I have been to some dusty corners, some charted and some lost territories. I have set my gaze over ruins and seen stories in the cracks they hold. Each time I hit the road, my quest for the unknown has grown deeper. There is this thing about travelling :it stays in you and refuses to let go its essence.

I have grown fantasising a world of my own. I kept myself locked behind doors for longer hours, there was a certain sense of relief in hiding. I could talk to myself, paint, scribble and yet have all the time to myself. I knew it was fun for the rest of the kids to be out under the sun kicking that lousy football and yet I could never relate to it. I accompanied them to the field each day but sat under the coconut tree scribbling words in my tiny notepad. They never took me in their team, I never expected them to though.
I knew there were interesting things in the world. There was the sea which I had heard tasted salt and pepper. I wanted to feel it in my skin. Also I had this fascination to touch the clouds. I wanted to know if they burst when one poked her finger to tickle it. I knew people thought these were absurd stuff  but this was how I saw the world.
I wanted the gentle wind to fondle my hair with love as I sailed in the roads which would take me to mountains. I knew I would someday meet those grand mountains and let my soul find its slice of peace.
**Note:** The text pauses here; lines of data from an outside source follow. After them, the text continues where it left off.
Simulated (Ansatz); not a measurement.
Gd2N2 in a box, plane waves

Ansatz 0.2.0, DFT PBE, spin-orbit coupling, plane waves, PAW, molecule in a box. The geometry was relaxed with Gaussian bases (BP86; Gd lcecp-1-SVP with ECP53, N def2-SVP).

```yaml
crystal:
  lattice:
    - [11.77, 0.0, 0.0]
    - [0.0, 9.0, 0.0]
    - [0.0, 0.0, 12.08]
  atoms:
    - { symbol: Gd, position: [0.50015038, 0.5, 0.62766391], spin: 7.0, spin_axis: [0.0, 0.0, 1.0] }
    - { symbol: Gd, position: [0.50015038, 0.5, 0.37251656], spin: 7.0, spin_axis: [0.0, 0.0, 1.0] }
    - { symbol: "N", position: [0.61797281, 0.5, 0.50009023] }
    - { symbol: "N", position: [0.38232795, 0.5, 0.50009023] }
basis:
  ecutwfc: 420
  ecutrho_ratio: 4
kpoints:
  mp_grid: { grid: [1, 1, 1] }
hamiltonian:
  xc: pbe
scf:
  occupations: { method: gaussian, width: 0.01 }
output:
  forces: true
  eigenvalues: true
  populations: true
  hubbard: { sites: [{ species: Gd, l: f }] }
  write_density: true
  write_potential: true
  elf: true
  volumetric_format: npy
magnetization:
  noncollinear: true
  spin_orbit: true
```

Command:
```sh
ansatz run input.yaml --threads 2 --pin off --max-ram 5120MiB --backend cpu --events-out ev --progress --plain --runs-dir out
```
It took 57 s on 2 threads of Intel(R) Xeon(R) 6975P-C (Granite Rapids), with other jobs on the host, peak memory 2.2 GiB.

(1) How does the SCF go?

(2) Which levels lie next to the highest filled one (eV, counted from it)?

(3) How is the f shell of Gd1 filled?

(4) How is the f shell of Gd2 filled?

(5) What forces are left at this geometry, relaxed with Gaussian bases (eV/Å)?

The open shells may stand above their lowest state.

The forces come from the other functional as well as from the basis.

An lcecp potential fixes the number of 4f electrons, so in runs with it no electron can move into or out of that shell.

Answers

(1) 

My parents took me to places during vacations at school and those trips helped me grow a little. My diary was filled with sketches of rivers and mountains and people I met. I took memories home and treasured them so that I remembered what it felt like to be alive each moment. I knew back then, what I wanted from life was to escape the mundane to meet the unknown.
This summer, we a group of four decided to say hello to those mountains. Sikkim lured us to escape the heat back home. I knew, I always knew, the mountains would somehow lead me to them. It was like dreaming with wide open eyes. I could feel the mist settle on my skin. The clouds hovered like thought bubbles and as I stretched my hands to feel them , they settled on my palms tickling it with its sweet chill.

There are some places off the map which gift you the solace you had always wanted to bring home. A bend in the woods, a fallen cliff, a quiet stream by the road. These are what you bring back home as remembrance. Gangtok had a lot to offer the four of us, those paved streets glittering in rains mended our parched hearts. Steaming momos, frozen icecreams, piping hot tea and everything that Gangtok had to offer reached our plates. Some dishes were sumptuous, some bizarre. The calm of the monasteries, the solace of the pine trees and the warmth that the people had to offer be it through a random smile or by offering us guidance, it made the whole trip pleasant. To add the icing to the cake, we had Daju (read it as brother) who took us to places. The road that took us from Gangtok to Darjeeling made me believe that dreams do come true. My dreams weren't as beautiful as it was  to my naked eyes. Imagine a curvy road aligned with pine trees on both side which leads you closer to mist laden clouds. The road grows curvier and the mist slowly gives away to a pleasant chill which rattles your bones. I question myself, is it summer?!

We land ourselves in Ghum (Darjeeling) where we are to spend a night in a home stay. A log cabin well furnished with cozy beds and a tea booth makes it feel like home. It's great to travel when you have friends who are crazy enough to comfort each other over a game of "sur-police". The motive wasn't to win the game, the motive was to find the lost child in us which had fallen into a deep slumber. The night brought us closer to our lost pieces. Some odd mix of laughter, stifled sobs, unfinished stories from past, some from the present were left behind in that misty summer night. We slept for a few hours and when we woke we found that the  windows there overlook mountains on all sides and when you step out in the open in the wee hours of morning, you can't really help but be awestruck by the beauty the place holds.
Our trip indeed can be detailed but for me details ruin the magic. I would want to remember the trip through memories which keep it alive. I would want to keep believing that I actually felt the clouds in my skin, the wind in my hair and the warmth of a mellowing sun in my heart. I would want to believe in the magic the place had to offer.

I hope life keeps the magic alive for me. I hope I bring back home more such memories.
Gangtok taught me this peace of wisdom, "Om mani padme hum" which translates as "the jewel is in the lotus". The idea is to invoke compassion to make us better beings.